Proposed Bank Resolution Regime Could Raise Risk for Indian Bank Creditors

Moody's Investors Service says that modifications to India's bank resolution framework, if implemented as recommended, could increase risks for many creditors of Indian banks, including holders of both senior and subordinated debt.

At the same time, while it is too early to form any definitive conclusions, in the event of implementation, Moody's could lower its assumption of government support for all categories of bank securities, including senior unsecured debt.

In addition, there could be a significant differentiation between bank senior unsecured debt and deposit ratings resulting from the principle of depositor preference, as currently defined under the proposal.

Moody's made its conclusions in a just-released report, titled: "Potential changes to India's bank resolution framework could increase risks for creditors".
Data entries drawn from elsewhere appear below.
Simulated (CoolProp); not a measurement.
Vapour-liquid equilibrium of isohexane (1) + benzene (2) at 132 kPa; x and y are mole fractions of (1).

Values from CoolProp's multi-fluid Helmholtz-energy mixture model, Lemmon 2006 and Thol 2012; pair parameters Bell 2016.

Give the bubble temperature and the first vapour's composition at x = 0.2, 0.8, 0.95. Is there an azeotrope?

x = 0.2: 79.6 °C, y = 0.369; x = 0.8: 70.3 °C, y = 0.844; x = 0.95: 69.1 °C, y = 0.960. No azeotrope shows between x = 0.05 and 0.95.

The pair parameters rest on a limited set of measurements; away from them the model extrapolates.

Moody's notes that while depositor preference is usually only applied to natural persons and not legal persons, the scope of the proposed modifications extends depositor preference significantly beyond what is usual, for example, to the coverage of interbank deposits.

Such a policy could be credit negative for other senior unsecured creditors should it place a very large percentage of liabilities ahead of them in the queue in the event of insolvency.

At the same time, the proposed changes would not necessarily eliminate the probability of support completely for those other senior unsecured creditors. Normally, resolution authorities reserve the right to choose resolution tools aside from bail-in to avoid the systemic risks of contagion.

Moody's report also notes that the Working Group recommends that losses should be imposed in an "ownership neutral" fashion, which would preclude different treatment of public-sector and private-sector banks.

The Working Group released its recommendations on May 2 and not only does the initial comment period continue until 31 May, implementation will also require establishing new regulatory bodies and legal framework, which will inevitably involve a complex and lengthy process.

Accordingly, Moody's emphasizes that its conclusions about the potential impact are only preliminary and inherently subject to the details of any changes that actually occur.